A copy of the form of the letter of transmittal, including the related
notice of guaranteed delivery (the "Letters of Transmittal"), to be used by the
holders of record of the Initial Notes (the "Holders") to surrender their
Initial Notes in order to receive the Exchange Notes pursuant to the Exchange is
attached hereto as Exhibit B.
The Company hereby appoints you to act as Exchange Agent in connection with
the Exchange. In carrying out your duties as Exchange Agent, you are to act in
accordance with the following:
1. You are to mail the Prospectus and the Letters of Transmittal to all of
the Holders on the day that you are notified in writing by the Company that the
Registration Statement has become effective under the Securities Act of 1933, as
amended, and to make subsequent mailings thereof to persons who become Holders
prior to the Expiration Date as may from time to time be requested by the
Company.
2. You are to examine the Letters of Transmittal and the Initial Notes and
other documents delivered or mailed to you, by or for the Holders, prior to the
Exchange Date, to ascertain whether (i) the Letters of Transmittal are properly
executed and completed in accordance with the instructions set forth therein,
(ii) the Initial Notes are in proper form for transfer and (iii) all other
documents submitted to you are in proper form. In each case where a
<PAGE>
Letter of Transmittal or other document has been improperly executed or
completed or, for any other reason, is not in proper form, or some other
irregularity exists, you are authorized to endeavor to take such action as you
consider appropriate to notify the tenderer of such irregularity and as to the
appropriate means of resolving the same. Determination of questions as to the
proper completion or execution of the Letters of Transmittal, or as to the
proper form for transfer of the Initial Notes or as to any other irregularity in
connection with the submission of Letters of Transmittal and/or Initial Notes
and other documents in connection with the Exchange, shall be made by officers
of the Company evidenced by their written instructions or oral direction
confirmed by facsimile. Any determination made by the Company on such questions
shall be final and binding. As Exchange Agent, you are entitled to rely on any
determination by the Company as described above and shall be fully protected and
indemnified in such reliance.
3. Tender of the Initial Notes may be made only as set forth in the Letter
of Transmittal. Notwithstanding the foregoing, tenders which the Company shall
approve in writing as having been properly tendered shall be considered to be
properly tendered. Letters of Transmittal shall be recorded by you as to the
date and time of receipt and shall be preserved and retained by you. Exchange
Notes are to be issued in exchange for the Initial Notes pursuant to the
Exchange only (i) against deposit with you of the Initial Notes, together with
executed Letters of Transmittal and any other documents required by the Exchange
Offer on each business day from the execution hereof up to the Expiration Date
or (ii) in the event the holder is a participant in the Depository Trust Company
("DTC") system, by the utilization of DTC's Automated Tender Offer Program
("ATOP") and any evidence required by the Exchange Offer on each business day
from the execution hereof up to the Expiration Date.

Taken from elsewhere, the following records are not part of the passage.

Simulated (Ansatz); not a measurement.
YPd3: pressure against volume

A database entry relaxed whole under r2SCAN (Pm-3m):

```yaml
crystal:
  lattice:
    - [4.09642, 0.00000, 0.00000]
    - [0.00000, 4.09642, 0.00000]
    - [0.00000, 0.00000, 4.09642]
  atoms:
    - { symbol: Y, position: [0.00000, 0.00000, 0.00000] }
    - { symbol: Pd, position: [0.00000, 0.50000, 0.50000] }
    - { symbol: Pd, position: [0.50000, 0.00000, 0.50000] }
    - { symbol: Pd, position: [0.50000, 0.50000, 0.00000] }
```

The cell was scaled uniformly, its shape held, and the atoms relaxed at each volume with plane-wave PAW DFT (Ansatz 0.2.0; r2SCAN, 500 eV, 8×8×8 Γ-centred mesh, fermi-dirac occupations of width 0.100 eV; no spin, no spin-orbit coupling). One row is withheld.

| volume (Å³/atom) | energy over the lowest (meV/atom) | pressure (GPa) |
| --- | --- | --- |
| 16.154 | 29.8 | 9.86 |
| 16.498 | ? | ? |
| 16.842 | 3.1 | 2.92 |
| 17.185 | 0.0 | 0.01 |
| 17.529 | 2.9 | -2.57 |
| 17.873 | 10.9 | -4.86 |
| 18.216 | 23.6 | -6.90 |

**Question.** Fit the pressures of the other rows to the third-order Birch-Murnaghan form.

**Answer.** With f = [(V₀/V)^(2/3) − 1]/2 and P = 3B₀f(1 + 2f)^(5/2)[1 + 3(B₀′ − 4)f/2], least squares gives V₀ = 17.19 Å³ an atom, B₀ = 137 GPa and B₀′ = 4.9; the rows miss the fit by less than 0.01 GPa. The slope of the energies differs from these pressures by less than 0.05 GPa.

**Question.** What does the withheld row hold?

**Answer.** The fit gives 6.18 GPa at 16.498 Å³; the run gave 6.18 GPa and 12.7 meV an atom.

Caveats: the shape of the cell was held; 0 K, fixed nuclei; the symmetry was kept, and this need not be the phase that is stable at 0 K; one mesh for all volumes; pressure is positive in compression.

4. Upon the oral or written request of the Company (with written
confirmation of such oral request thereafter), you will transmit by telephone,
and promptly thereafter confirm in writing to (i) Phyllis C. Best, Senior Vice
President, Finance and Controller (telephone (423) 450-5365) and (ii) Francis J.
Feeney, Jr., Esq., Hutchins, Wheeler & Dittmar, A Professional Corporation,
counsel to the Company (telephone (617) 951-6906) or such other persons as the
Company may reasonably request, the aggregate number of the Initial Notes
tendered to you and the number of the Initial Notes properly tendered that day.
Furthermore, you shall transmit copies of all Agents Messages (as defined in the
Letter of Transmittal) received in connection with ATOP to the aforementioned
persons as they are received. In addition, you will also inform the
aforementioned persons, upon oral request made from time to time (with written
confirmation of such request thereafter) prior to the Expiration Date, of such
information as they or any of them may reasonably request.
5. Upon the terms and subject to the conditions of the Exchange Offer,
delivery of Exchange Notes to be issued in exchange for accepted Initial Notes
will be made by you promptly after acceptance of the tendered Initial Notes.
6. If any Holder shall report to you that his/her failure to surrender
Initial Notes registered in his/her name is due to the loss, misplacement or
destruction of a certificate or
-2-
<PAGE>
certificates, you shall request such Holder (i) to furnish to the Exchange Agent
an affidavit of loss and, if required by the Company, a corporate bond of
indemnity in an amount and evidenced by such certificate or certificates of a
surety, as may be satisfactory to you and the Company, and (ii) to execute and
deliver an agreement to indemnify the Company and you in such form as is
acceptable to you and the Company. The obligees to be named in each such
indemnity bond shall include the Company and you. You shall report to the
Company the names of all Holders who claim that their Initial Notes have been
lost, misplaced or destroyed and the principal amount of such Initial Notes.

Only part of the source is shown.